Raab Letter Sparks U.K. Tory Anger Over ‘Meaningful’ Brexit Vote

(Bloomberg) -- Brexit Secretary Dominic Raab angered backbench lawmakers in his own Conservative Party with a letter suggesting that the vote Parliament is given on Prime Minister Theresa May’s eventual Brexit deal will be a choice between that and a no-deal Brexit.

Raab’s letter -- and a six-page memorandum outlining the procedure for the vote -- were published online Wednesday by the House of Commons Procedure Committee. In it, he says "anything other than a straightforward approval of the deal will bring with it huge uncertainty.” He urged the committee to ensure the vote doesn’t undermine the intention of the European Union (Withdrawal) Act.
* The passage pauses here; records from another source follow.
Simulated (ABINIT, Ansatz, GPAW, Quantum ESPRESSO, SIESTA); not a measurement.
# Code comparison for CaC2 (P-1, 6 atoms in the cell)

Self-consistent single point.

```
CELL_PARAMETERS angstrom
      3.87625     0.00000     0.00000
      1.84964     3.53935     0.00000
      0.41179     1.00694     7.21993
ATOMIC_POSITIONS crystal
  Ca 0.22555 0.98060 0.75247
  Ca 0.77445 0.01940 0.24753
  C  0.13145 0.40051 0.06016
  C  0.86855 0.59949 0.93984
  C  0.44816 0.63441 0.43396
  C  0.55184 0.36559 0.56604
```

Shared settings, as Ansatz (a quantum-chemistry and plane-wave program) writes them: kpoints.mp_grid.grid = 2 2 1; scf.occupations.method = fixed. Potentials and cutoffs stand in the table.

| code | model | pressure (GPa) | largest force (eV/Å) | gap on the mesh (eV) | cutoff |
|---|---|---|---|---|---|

Raab Letter Sparks U.K. Tory Anger Over ‘Meaningful’ Brexit Vote

"Once the deal is presented to Parliament, the procedure through which it is voted upon must allow for an unequivocal decision, and one which is clear to the British public,” Raab wrote. In the accompanying memorandum, he presents a procedural option that would allow the government’s motion to be voted on before any amendments are made. If approved, there would be no chance to then amend it because “the House will have expressed its will.”

With Brexit talks still deadlocked in Brussels, where May addressed fellow leaders on Wednesday, Raab’s intervention laid bare divisions in the premier’s party back at home. It was interpreted by both pro-EU Conservatives and the opposition Labour Party as an attempt to undermine Parliamentary authority.

Frustrating Parliament

“This appears to be an attempt by the Executive to frustrate our sovereign Parliament,” former Education Secretary Nicky Morgan wrote Twitter. Another Tory, Sarah Wollaston, tweeted: "Given Govt claims restoring‘control of our laws’ to Parliament is a red line #Brexit priority, MPs won’t put up with an underhand attempt to block the #MeaningfulVote they repeatedly promised on the final deal."

Lawmakers secured the so-called meaningful vote on May’s Brexit deal after a rebellion last December by 11 Tory lawmakers who, along with Labour and other opposition parties, argued the House of Commons should have a say in accepting whatever Brexit deal May eventually secures, with the possibility of sending her back to the negotiating table if it rejects it. Labour’s finance spokesman, John McDonnell, said in an ITV interview late Wednesday that presenting the vote as May’s deal or no deal wouldn’t wash with lawmakers.

“That is not acceptable and Parliament will not accept it,” McDonnell said. “We’re not going to let one government try and fix us into a situation where they undermine the sovereignty of Parliament on this one issue just to save their own skins, of course we’re not.”

Tory Party Deputy Chairman James Cleverly told the same program that the government wasn’t trying to block a meaningful vote, but added that “votes are always binary: it is the thing that is in front of you, or not that.” He said it wasn’t “credible” for lawmakers to send May back to the EU to renegotiate a deal that’s taken two years to reach.